Same comments as for cache.c.
Orit Wasserman - June 27, 2012, 6:01 p.m.
On 06/27/2012 07:55 PM, Eric Blake wrote:
> On 06/27/2012 04:34 AM, Orit Wasserman wrote:
>> Add LRU page cache mechanism.
>> The page are accessed by their address.
>>
>> Signed-off-by: Benoit Hudzia <benoit.hudzia@sap.com>
>> Signed-off-by: Petter Svard <petters@cs.umu.se>
>> Signed-off-by: Aidan Shribman <aidan.shribman@sap.com>
>> Signed-off-by: Orit Wasserman <owasserm@redhat.com>
> 
>> +++ b/cache.c
> 
> cache.c is a rather generic name; should it be page-cache.c instead to
> reflect that it only caches memory pages?
ok
> 
>> @@ -0,0 +1,217 @@
>> +/*
>> + * Page cache for qemu
>> + * The cache is base on a hash on the page address
> 
> s/base on a hash on/based on a hash of/
> 
>> +
>> +Cache *cache_init(int64_t num_pages, unsigned int page_size)
>> +{
> 
>> +
>> +    /* round down to the nearest power of 2 */
>> +    if (!is_power_of_2(num_pages)) {
>> +        num_pages = 1 << ffs(num_pages);
> 
> That's not how you round down.  For example, if I passed in 0x5, you end
> up giving me 1 << ffs(5) == 1 << 1 == 2, but the correct answer should be 4.
> 
> http://graphics.stanford.edu/~seander/bithacks.html#IntegerLogObvious
> and http://aggregate.org/MAGIC/#Leading%20Zero%20Count give some hints
> about what you really want to be doing; offhand, I came up with this (it
> works because you already rejected negative num_pages):
> 
> if (!is_power_of_2(num_pages)) {
>     num_pages |= num_pages >> 1;
>     num_pages |= num_pages >> 2;
>     num_pages |= num_pages >> 4;
>     num_pages |= num_pages >> 8;
>     num_pages |= num_pages >> 16;
>     num_pages |= num_pages >> 32;
>     num_pages -= num_pages / 2;
> }
you are right for some reason I decided it is the last set bit and not the first ..
> 
>> +    cache->page_cache = g_malloc((cache->max_num_items) *
>> +                                 sizeof(CacheItem));
>> +    if (!cache->page_cache) {
>> +        DPRINTF("could not allocate cache\n");
>> +        g_free(cache);
>> +        return NULL;
>> +    }
>> +
>> +    for (i = 0; i < cache->max_num_items; i++) {
>> +        cache->page_cache[i].it_data = NULL;
>> +        cache->page_cache[i].it_age = 0;
> 
> Does g_malloc leave memory uninitialized, or is it like calloc where it
> zeros out the memory making these two assignments redundant?
> 
>> +
>> +int cache_resize(Cache *cache, int64_t new_num_pages)
>> +{
>> +    Cache *new_cache;
>> +    int i;
>> +
>> +    CacheItem *old_it, *new_it;
>> +
>> +    g_assert(cache);
>> +
>> +    /* same size */
>> +    if (new_num_pages == cache->max_num_items) {
>> +        return 0;
>> +    }
>> +
>> +    /* cache was not inited */
>> +    if (cache->page_cache == NULL) {
>> +        return -1;
>> +    }
> 
> Shouldn't these two conditions be swapped?  Non-init failure should take
> precedence over no size change.
> 
> If new_num_pages is not a power of 2, but rounds down to the same as the
> existing size, the size won't compare equal and you end up wasting a lot
> of effort moving pages between the resulting identically sized caches.

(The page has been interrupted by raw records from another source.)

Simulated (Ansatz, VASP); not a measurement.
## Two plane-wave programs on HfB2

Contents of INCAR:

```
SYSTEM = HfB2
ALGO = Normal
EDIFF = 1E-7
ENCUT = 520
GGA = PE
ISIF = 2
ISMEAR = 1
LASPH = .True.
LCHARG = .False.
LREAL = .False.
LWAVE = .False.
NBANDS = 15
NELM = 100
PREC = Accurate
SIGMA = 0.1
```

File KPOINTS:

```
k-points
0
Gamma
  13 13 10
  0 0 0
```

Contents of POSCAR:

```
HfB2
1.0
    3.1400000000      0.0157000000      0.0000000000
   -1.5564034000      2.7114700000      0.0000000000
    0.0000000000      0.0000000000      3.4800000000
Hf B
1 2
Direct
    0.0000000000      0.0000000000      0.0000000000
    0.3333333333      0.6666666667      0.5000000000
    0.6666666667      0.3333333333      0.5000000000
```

> I'd factor out your rounding-down code, and call it from multiple places
> prior to checking for size equality.
right
> 
>> +    /* move all data from old cache */
>> +    for (i = 0; i < cache->max_num_items; i++) {
>> +        old_it = &cache->page_cache[i];
>> +        if (old_it->it_addr != -1) {
>> +            /* check for collision , if there  is keep the first value */
> 
> s/collision , if there  is/collision, if there is,/
> 
>> +++ b/include/qemu/cache.h
>> @@ -0,0 +1,79 @@
>> +/*
>> + * Page cache for qemu
>> + * The cache is base on a hash on the page address
> 
> Same comments as for cache.c.
>
Blue Swirl - June 27, 2012, 6:06 p.m.
On Wed, Jun 27, 2012 at 10:34 AM, Orit Wasserman <owasserm@redhat.com> wrote:
> Add LRU page cache mechanism.
> The page are accessed by their address.
>
> Signed-off-by: Benoit Hudzia <benoit.hudzia@sap.com>
> Signed-off-by: Petter Svard <petters@cs.umu.se>
> Signed-off-by: Aidan Shribman <aidan.shribman@sap.com>
> Signed-off-by: Orit Wasserman <owasserm@redhat.com>
> ---
>  Makefile.objs        |    1 +
>  cache.c              |  217 ++++++++++++++++++++++++++++++++++++++++++++++++++
>  include/qemu/cache.h |   79 ++++++++++++++++++
>  qemu-common.h        |   10 +++
>  4 files changed, 307 insertions(+), 0 deletions(-)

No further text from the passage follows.